Cloud access security brokers (CASBs) may be especially useful for organizations encountering gaps in the security controls they have on-premises versus in the cloud. Since a CASB acts as a proxy between on-premises systems and the cloud, its applications can implement additional security services not available from cloud providers. For example, a CASB might provide an application firewall or perform data leak detection.
Enterprises evaluating CASBs should consider several factors, and encryption is one of the most important. Cloud providers often control encryption keys and implement best practices, such as key rotation. However, organizations that need greater control over their data and key management practices may turn to a CASB to help implement their own encryption procedures. This may be more than many organizations want to take on, but those managing sensitive information on behalf of others -- such as law firms entrusted with confidential documents -- may be willing to assume the additional burden of key management.
Some CASBs offer tokenization features. Unlike encryption -- which preserves the original data -- tokenization replaces sensitive data with a token or string of characters with a comparable format of the original data, but with no relation to it. This masking of sensitive data can mitigate the risk of data leaks by preventing sensitive data from leaving on-premises systems except in authorized situations.
Enterprises should also consider how they can leverage the insights CASB proxying can provide. Shadow IT operations may not meet security or compliance standards, and that can put an organization at risk. Monitoring traffic from on-premises to cloud services can help control the use of unauthorized cloud services and identify cloud operations that should be brought under the enterprise's cloud management umbrella.
CASBs should make use of centralized identity management in Active Directory or LDAP. During CASB evaluations, be sure to determine how well the information cataloged in a corporate directory can be used to implement controls with the CASB. Businesses should not have to duplicate data and functionality that exists in on-premises directory services.

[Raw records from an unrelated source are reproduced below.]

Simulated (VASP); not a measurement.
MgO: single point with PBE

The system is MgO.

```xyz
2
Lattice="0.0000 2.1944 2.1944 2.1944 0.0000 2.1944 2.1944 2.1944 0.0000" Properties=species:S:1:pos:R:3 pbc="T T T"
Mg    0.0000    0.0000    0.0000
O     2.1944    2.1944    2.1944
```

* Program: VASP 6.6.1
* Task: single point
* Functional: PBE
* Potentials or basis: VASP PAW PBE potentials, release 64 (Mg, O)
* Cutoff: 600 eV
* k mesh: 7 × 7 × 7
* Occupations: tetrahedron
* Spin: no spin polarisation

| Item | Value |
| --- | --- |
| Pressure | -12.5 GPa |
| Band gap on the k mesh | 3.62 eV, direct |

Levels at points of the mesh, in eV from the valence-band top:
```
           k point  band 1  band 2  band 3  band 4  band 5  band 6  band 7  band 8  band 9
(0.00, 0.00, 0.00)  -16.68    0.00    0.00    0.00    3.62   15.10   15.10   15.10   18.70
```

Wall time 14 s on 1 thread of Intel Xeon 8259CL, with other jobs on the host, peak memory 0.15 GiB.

Another use case of a CASB is enterprise mobility. Mobile devices can be especially challenging to secure in the workplace. Without a CASB, it is easy to imagine a user downloading sensitive data from cloud storage onto a personal device. Businesses should assess the capabilities of CASBs for implementing mobile device policies for cloud data and services, but note there may be some overlap of functionality between CASBs and mobile device management systems; enterprises will have to decide how to divide the work of protecting cloud data between CASBs and MDM systems in this scenario.